Questions I’ve Been Asked While Babysitting
“Are you a girl or a boy?” said the three-year-old I was babysitting. She asked me while we were watching the Minecraft Movie, so to make myself feel better, I blamed the animated cube characters for confusing her sense of gender. Then I touched up my hair.
“Have you been huntin’?” her older brother asked while he held a fake pistol his dad purchased from Bass Pro Shops that afternoon. “It’s real silver,” he said, running his finger over the plastic. Then he cocked it, squinted at me, and said, “You’re just a year younger than Billy the Kid when he was shot dead.”
“Are you married?” tends to come up a lot. Kids are always disappointed when I say I’m not, so I reassure them I’ll get married one day, and then I change the topic. I’ve realized that most kids assume being an adult also means being married, as if my bachelor’s degree comes with a complimentary bachelor.
“Do you know other babysitters?” is a frequent question, and I often don’t know how to answer. The simple response is yes—I do know other babysitters. But can I tell you the name of one babysitter I know? No, I can’t. I like that kids assemble us into a little club; it’s the biggest friend group I’ve been in.
“Can you tell my parents to come into my room when they get home?” is often asked when I’ve already turned the lights off and said goodnight. I always say I’ll pass along the message. I never do. Most parents come home drunk.
“What’s your dream job?” was asked by a ten-year-old who created her own bookmark business. She sells them to her classmates for a quarter. I told her my dream job was to work in a museum one day, and she stared at me blankly. I quickly changed my answer to an actress, and she smiled and said I looked like a French actress. She’s one of my favorites.
I’m also asked less philosophical questions, like if they can have sprinkles with their ice cream or three desserts instead of one. Or if I can make pancakes, if I like Elsa, or what divorce means. I’m asked all sorts of questions; kids are more curious than they’re given credit for. And sometimes, the really intuitive ones realize very quickly that I’m terrible at discipline. You really haven’t seen anger until you tell a kid they have to go to bed before K-pop Demon Hunters is finished. The night can very quickly turn into a disaster. For me, at least.

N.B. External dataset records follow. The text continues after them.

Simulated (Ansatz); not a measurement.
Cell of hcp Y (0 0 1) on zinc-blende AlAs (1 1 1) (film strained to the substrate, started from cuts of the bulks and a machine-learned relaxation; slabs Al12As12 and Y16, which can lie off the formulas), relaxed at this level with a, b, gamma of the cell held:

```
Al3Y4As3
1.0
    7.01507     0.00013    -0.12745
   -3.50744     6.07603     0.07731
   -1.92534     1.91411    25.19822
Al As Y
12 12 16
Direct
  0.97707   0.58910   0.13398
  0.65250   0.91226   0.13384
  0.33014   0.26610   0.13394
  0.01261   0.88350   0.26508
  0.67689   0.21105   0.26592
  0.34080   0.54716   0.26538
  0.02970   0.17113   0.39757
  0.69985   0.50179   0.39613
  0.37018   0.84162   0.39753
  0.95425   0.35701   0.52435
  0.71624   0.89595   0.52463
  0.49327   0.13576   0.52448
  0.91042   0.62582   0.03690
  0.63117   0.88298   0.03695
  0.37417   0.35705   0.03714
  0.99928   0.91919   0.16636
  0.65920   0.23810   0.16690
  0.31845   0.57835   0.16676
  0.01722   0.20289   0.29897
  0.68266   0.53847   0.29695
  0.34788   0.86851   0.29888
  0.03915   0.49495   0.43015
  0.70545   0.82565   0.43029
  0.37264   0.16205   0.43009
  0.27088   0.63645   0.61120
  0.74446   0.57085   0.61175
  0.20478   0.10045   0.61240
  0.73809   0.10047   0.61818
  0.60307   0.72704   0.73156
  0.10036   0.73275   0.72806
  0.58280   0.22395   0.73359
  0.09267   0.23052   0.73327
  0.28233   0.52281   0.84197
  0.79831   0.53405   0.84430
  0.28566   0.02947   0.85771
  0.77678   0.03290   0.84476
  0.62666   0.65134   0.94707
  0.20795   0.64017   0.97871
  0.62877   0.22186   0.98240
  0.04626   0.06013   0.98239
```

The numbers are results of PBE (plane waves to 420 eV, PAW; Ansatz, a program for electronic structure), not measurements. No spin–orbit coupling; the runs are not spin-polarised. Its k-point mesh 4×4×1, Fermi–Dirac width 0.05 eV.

I’ve had toys thrown at me, legs kicked at me. I’ve cleaned toothpaste off a kid’s arm and clumps out of the sink, and I still don’t know how it got there. I’ve been emotionally manipulated by a very smart three-year-old, and once had sofa cushions chucked at me from the top of a staircase by three mischievous brothers.
“I’m calling your mom right now!” I said while ducking.
“No, you’re not!” the boys laughed.
And they were right. I wasn’t going to call their mom. The house was $2 million on Zillow. I wasn’t going anywhere.
Babysitting is the best job I’ve ever had. I don’t care if sometimes the kids don’t remember my name; they don’t even know their own birthdays. The job also requires me to work on my poker face, because you have to be a good liar to be a good babysitter. I lie about how much screen time they’re allowed. I lie that I’m going to tell their parents if they cuss again. I lie about whether I want to read three separate books for three very demanding brothers. I lie because I intend to be remembered as the fun babysitter.
When the kids go to bed, the other part of the job I love begins: snooping. I walk around and judge the books on the shelves, the artwork on the walls, whether their at-home bar is decorative or necessary. I try to piece together their marriage, their sex life. And sometimes, on the nights I don’t eat dinner, I peek into their pantry and take a granola bar or two, or half of a family’s container of leftover Thanksgiving stuffing. Sometimes the chaos builds an appetite. It seems that in their heads, dessert, bedtime, and playtime can always be negotiated. They assume adults know what they’re doing. They assume rules are flexible. They assume I’m in charge.
What most parents don’t realize is that the kids are the ones who really choose the babysitter. Whoever is the most fun gets invited back. Overtime I’ve learned my preference is babysitting just two kids. Better if it’s one. Or a newborn. They can’t ask questions yet.